Peter Norman’s stance in solidarity at the 1968 Olympic Games in Mexico Games, was one for equality and has played an integral role in the development of the civil rights movement in sport and society since then.
Today, Melbourne Sports Centres, the Victorian Government and Athletics Australia were proud to unveil a bronze statue of Peter Norman, near the main entrance of Lakeside Stadium. The unveiling was attended by several media outlets as well as Glenn Turner (Athletics Victoria SEO), Steve Dimopoulos (Parliamentary Secretary to the Treasurer), Darren Gocher (Athletics Australia CEO), Janita Norman (Peter Norman’s daughter), Louis Laumen (statue sculptor) and, Peter Norman's coach Neville Sillitoe OAM who is now 94.

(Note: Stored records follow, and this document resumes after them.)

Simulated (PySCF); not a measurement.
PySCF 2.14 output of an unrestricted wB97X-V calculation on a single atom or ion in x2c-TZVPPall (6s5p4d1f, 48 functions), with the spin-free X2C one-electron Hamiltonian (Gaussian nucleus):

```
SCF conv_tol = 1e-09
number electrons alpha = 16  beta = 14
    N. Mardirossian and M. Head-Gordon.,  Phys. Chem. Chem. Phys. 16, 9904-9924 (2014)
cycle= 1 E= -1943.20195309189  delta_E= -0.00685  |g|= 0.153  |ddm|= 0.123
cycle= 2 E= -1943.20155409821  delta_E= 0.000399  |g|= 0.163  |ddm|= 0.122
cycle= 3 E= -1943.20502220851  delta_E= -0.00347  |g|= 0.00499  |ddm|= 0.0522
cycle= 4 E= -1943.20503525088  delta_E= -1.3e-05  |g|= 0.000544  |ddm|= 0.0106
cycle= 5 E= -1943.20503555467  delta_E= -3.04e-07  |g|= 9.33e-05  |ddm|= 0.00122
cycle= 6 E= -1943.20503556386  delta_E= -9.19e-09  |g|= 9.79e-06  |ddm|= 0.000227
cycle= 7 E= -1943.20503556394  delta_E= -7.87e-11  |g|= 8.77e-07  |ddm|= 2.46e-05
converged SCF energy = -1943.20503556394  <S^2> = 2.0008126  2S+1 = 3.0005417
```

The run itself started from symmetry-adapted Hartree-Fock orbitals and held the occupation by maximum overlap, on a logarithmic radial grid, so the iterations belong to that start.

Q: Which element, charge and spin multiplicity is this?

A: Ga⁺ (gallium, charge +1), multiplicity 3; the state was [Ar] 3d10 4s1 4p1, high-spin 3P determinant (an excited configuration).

Athletics Australia CEO, Darren Gocher used this occasion to announce the new award winner for the Peter Norman Humanitarian Award, Robert de Castella. This award was established in 2018 to celebrate a member of the community who exemplifies the spirit of Peter Norman through their work for human rights, equality and humanitarian causes.
Sculptor Louis Laumen, spoke on the difficulties he faced when perfecting the stand of Norman. He elaborated to say, that the sculpture took around to year to conceptualise, with the studio work initially in clay taking three months, followed by another three turning the sculpture into bronze.